On Sept. 1, 2016, Stoughton police were called to a residence after a man died from an apparent heroin overdose.

At the scene, officers recovered a Keno lottery ticket wrapped around brown powder that tested positive for heroin. They also recovered a cellphone.

Authorities searched the phone and discovered a text exchange from the evening before between the decedent, Peter Bukevich, and the defendant. The exchange led police to suspect the defendant had sold heroin to Bukevich.

Detective Kevin Lima and a state trooper, posing as Bukevich, then engaged in a text exchange with the defendant in which they arranged a meeting in the parking lot of a Walgreens drugstore.

The defendant, who was apparently tailed by police from his house, was met in the parking lot by 10 officers. He was allegedly non-compliant and was tasered before being arrested, placed in handcuffs, and advised of his Miranda rights.

Lima subsequently searched the defendant’s vehicle and reportedly seized a lottery ticket folded in a manner that, in the detective’s experience, commonly packaged illegal narcotics.

Police took the defendant to the station and placed him in an interrogation room where they advised him he was being charged with distribution of a Class A substance and asked him to sign a consent form to search his house.

At that point, according to one of the officers present, the defendant “denied, denied, denied,” asked for an attorney, and stated that he did not want to answer any questions.

As the officers stood up to leave, the defendant allegedly asked how “the process” would work and what would happen if he signed the consent form.

The officers then allegedly told him that police were already at his residence and that they would search the house either with his consent or with a warrant. The defendant apparently asked if his home would be “trashed” and if items would be broken. He also expressed concern about his mother, who was in the house at the time.

Police said they would find what they needed and leave, and the defendant apparently told them where they could locate heroin and pills. The officers later described the interview as “aggressive at times” with “some yelling.”

The defendant ultimately signed forms consenting to the search of his home and cellphone and signed a Miranda waiver.
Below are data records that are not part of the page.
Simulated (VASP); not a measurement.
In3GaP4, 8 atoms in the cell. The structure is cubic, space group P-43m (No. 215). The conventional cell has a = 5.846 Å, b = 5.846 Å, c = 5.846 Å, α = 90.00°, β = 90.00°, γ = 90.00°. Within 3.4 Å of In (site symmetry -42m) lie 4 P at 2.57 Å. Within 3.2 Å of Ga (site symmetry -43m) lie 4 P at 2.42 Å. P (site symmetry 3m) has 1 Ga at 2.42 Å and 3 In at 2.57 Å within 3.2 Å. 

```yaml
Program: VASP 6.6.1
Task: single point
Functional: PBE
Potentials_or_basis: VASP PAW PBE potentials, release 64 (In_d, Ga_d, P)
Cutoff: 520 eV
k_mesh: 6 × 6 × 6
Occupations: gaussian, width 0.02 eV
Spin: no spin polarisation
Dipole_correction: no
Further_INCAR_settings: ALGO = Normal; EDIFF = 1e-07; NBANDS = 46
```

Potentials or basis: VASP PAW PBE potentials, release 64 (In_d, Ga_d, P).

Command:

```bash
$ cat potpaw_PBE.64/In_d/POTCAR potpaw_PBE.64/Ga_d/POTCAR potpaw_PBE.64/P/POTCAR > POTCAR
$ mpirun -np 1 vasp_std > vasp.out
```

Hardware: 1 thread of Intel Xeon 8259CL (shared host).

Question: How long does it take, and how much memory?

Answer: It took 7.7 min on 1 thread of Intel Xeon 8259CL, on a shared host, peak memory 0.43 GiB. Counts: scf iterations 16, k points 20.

According to the defendant, the police never re-advised him of his Miranda rights at any point before his booking or attempted to clarify whether he was waiving his rights.

He ultimately moved to have evidence seized from his house and his phone suppressed.

Lack of proof

The judge granted the defendant’s notion.

In doing so, she distinguished the case from LeClair, in which police read the defendant his Miranda rights anew after he made post-invocation statements that called into question his intent to stand by his earlier invocation. The Appeals Court found that, given such further inquiry, admission of the defendant’s statements was justified in that case.

“Here, assuming arguendo that the defendant’s questioning police as to the search process was an initiation of communication, police were required to clarify whether the defendant was now choosing to waive his rights,” Hernon wrote. “The Commonwealth has not met its burden [of] proving beyond a reasonable doubt that the defendant made a knowing, intelligent and voluntary waiver of his rights to remain silent and have counsel present.”